Quantumness of gravitational cat states in correlated dephasing channels

TL;DR

This paper investigates how classical correlations in dephasing channels affect the quantum coherence and non-locality of gravitational cat states, revealing potential for enhanced quantum features in gravitational systems.

Contribution

It introduces an analysis of classical correlations' effects on gravitational cat states in dephasing channels, highlighting their role in preserving quantum properties.

Findings

Classical correlations can enhance quantum coherence and Bell non-locality.

Gravitational interaction influences quantum characteristics in complex ways.

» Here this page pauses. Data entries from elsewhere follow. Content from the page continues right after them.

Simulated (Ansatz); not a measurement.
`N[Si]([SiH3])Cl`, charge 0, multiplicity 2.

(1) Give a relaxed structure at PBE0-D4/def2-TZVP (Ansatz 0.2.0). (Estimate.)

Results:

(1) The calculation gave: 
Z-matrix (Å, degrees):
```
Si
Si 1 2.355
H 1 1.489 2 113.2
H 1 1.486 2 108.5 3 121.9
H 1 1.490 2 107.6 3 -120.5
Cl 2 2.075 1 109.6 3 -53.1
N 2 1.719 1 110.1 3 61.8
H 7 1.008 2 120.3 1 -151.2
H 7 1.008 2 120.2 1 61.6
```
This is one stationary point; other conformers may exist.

Enhanced quantum features could impact gravitational physics and quantum information processing.

Abstract

We study the quantumness of gravitational cat states in correlated dephasing channels. Our focus is on exploring how classical correlations between successive actions of a dephasing channel influence the decoherence of two gravitational cats (two qubits) at a thermal regime. The results show that the quantum coherence, local quantum Fisher information, and Bell non-locality can be significantly enhanced by augmenting classical correlations throughout the entire duration when the two qubits pass the channel. However, the gravitational interaction and energy gap between states exhibit intricate impacts on the quantum characteristics of gravitational cats. New features are reported that can be significant for both gravitational physics and quantum information processing.